…A Chinese Proverb…
((from a Dec. 1, 1985 conference)

[I heard a Chinese proverb once.]  The proverb says this:  “When there is a finger pointing at the moon, a fool looks at the finger.” . . .

I think it is no exaggeration to say that everything that exists or ever has existed, all of creation as we know it on earth, is nothing else but a finger pointing not to the moon, nor the sun, but to God.  If God’s purpose is not only to be the origin of everything, but that everything should return to Him, then it is obvious that the instruction of St. Paul about keeping our eyes on the things that are above and not on the things of this earth could be seen as an attempt to stop us from looking at the means whereby we are to get to God as if they were our goal. . . .

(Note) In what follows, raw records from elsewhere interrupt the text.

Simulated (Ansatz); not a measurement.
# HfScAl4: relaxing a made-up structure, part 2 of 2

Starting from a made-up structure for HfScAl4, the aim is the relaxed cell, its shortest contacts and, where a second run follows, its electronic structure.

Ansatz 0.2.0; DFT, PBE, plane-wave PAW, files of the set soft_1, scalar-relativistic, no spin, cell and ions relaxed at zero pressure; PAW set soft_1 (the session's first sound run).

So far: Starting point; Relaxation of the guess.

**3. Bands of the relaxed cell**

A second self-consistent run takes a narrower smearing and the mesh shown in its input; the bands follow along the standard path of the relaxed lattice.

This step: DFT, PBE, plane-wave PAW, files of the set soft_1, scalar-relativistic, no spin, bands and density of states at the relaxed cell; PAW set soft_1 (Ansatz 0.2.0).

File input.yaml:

We are a pilgrim people on earth, and the Church on earth is a pilgrim Church, and a pilgrim is someone who goes somewhere, who is making for a distant goal.  His eyes are not on the present reality except to use it as a means to move him forward. . .

St. Paul, like an athlete, kept his eyes on the goal, the prize to which he was running.  He did not look back to see how well he had run in the past. . .

Absolutely everything that exists, all we see and know about, all that is, in any way, is not only God’s personal property, but He made it out of nothing for His own purposes, the purposes of divine love.  Each of us as a person is an entire universe, is so valuable to God that He sent His Son to live and die for us.  He wants us to be with Him in this life and in the next.  It is an implicit insult to God to consider oneself unimportant to God, and if you are important to God, what else could possibly matter?

We ought to kneel in prayer with the most firm and calm and happy consciousness that we belong to God, that He claims us, that He cares for us, that He loves us to remember Him and be with Him by faith.  We ought to be very pleased to rest in peace with Him, to rest in silence and pregnant inactivity as He gives us new life in the depths of our spirit.  So sure of God we ought to be that even if we do not seem able to pray at all, we can just rest in faith, rest without feeling, adoring God not in words or sentiments or ideas and images, but in spirit and in truth, that is to say in firm and effortless faith.

When there is a finger pointing at the moon, only a fool looks at the finger.  The whole of creation points to God, and so, very deeply, does your own reality as the person you are, with all your history and all your upsets, and all your joys.  Do not look at yourself.  Look at God.  After all, He is looking at you, looking for you, looking after you.  Lord, here I am!